People’s reactions to the recent trailer for “Joker” this week show that some are still trying to force the film into a template that’s comfortably familiar to them.
Some are trying to see how it connects to the DCEU or potentially kicks off a whole new swath of films, others are trying to tie it back to one of the more notable comic storylines or ‘versions’ of the character seen in the comics or considering it an ‘elseworlds’ variant.
Those involved however have been quite adamant about this being a completely standalone work not based on any existing comic storylines. Combined with the $55 million budget, a very economical one by comic book standards, filmmaker Todd Phillips and star Joaquin Phoenix have the freedom to take it in all sorts of directions that will probably be divisive.
That doesn’t mean it was easy. Speaking with The Los Angeles Times this week, Phillips revealed that some at the studio had as difficult a time wrapping their heads around the idea of an R-rated standalone film as some of the fans are having. In fact, even when the script was finished it was still “a year-long process just to get the new people on board with this vision”. He goes on:
“There were emails about: ‘You realize we sell Joker pajamas at Target’. There were a zillion hurdles, and you just sort of had to navigate those one at a time…. At the time I would curse them in my head every day. But then I have to put it in perspective and go, ‘Theyre pretty bold that they did this.'”
Producer Emma Tillinger Koskoff says part of the reason the film was able to go ahead was the modest budget – around one-third of what it cost to make “Aquaman” – because that freed them from having to try and tone down or soften the film’s edges and make it a wide appealing affair:
“There were some hiccups trying to get the green light and there were some concerns about some of the content, but once we locked and loaded our budget they really gave us a tremendous amount of space to do what we needed to do. The passion Todd has for this movie is palpable, and when he starts talking about it he’s hard to say no to. At the end of the day, he got to make the movie he wanted to make.”
Indeed the film’s potential to be a dark, gritty, realistic character study that dabbles in ambiguity is its biggest strength, and the reason actor Joaquin Phoenix wanted to get onboard. Even so it was a drawn-out, four-month process to convince him to take the role and a part that saw him lose 52 pounds to take on the role. Phoenix tells the paper:
“Creating a complex flesh-and-blood character in shades of gray rather than a black-and-white cartoon villain…that’s really the only thing that’s worthwhile; the other thing is connect-the-dots and paint-by-numbers, and who the [heck] cares about that? There are certain areas of the character that frankly still aren’t clear to me, and I’m fine with that. There’s something enjoyable about not having to answer a lot of those questions. It requires a certain amount of participation from the audience that feels different.”

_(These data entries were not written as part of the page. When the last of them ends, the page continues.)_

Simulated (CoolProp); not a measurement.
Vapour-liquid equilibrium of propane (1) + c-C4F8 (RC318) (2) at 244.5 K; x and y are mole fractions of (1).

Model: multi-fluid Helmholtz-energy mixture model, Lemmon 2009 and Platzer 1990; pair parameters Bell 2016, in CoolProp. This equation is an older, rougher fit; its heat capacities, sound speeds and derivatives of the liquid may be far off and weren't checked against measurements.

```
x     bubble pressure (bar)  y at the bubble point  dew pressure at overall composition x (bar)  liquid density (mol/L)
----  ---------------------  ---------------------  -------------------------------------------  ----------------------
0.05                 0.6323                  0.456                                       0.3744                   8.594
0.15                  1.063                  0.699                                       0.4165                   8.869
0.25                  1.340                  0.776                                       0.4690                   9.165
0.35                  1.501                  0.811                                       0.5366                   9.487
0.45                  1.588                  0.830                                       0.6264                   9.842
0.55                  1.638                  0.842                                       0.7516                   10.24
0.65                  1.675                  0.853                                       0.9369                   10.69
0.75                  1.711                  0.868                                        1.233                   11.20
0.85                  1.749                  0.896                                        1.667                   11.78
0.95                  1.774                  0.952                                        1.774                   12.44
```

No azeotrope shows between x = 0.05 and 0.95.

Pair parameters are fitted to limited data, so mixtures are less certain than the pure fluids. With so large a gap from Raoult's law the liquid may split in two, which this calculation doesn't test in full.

Phillips very much hopes the film’s comparisons to be with that of late 1970s/early 1980s American New Wave cinema, notably Scorsese’s “Taxi Driver” and “The King of Comedy”:
“The movies that I grew up loving, these character studies from the ’70s, you couldn’t get those movies made in this climate. I said to myself, ‘What if you did a movie in that vein but made it about [comic book] characters?’… It really came from this idea: what if you just did a comic-book movie differently? We all grew up on these character studies and they’re few and far between nowadays. So it was like, ‘Let’s do a deep dive on one of these guys in a real way.’ No one is going to fly in it. No buildings are going to collapse. It’s just going to be on the ground, so to speak.”
Of course, some will outright reject this approach and probably won’t be fans of the film. Phillips doesn’t mind that and says the character is robust enough this will hardly be the last interpretation fans will have of him:
“There are always going to be naysayers, but from what I gather about the momentum of the movie and the response to the teaser we put out, the majority of fans seem to be excited about going down a different road. But also, this will not be the last Joker movie ever made. It might be the last one Joaquin and I do, but someone else is going to come along and do another one, just like with Spider-Man. So if you don’t like this one, don’t worry – it’ll get reinvented again.”
“Joker” opens everywhere on October 4th.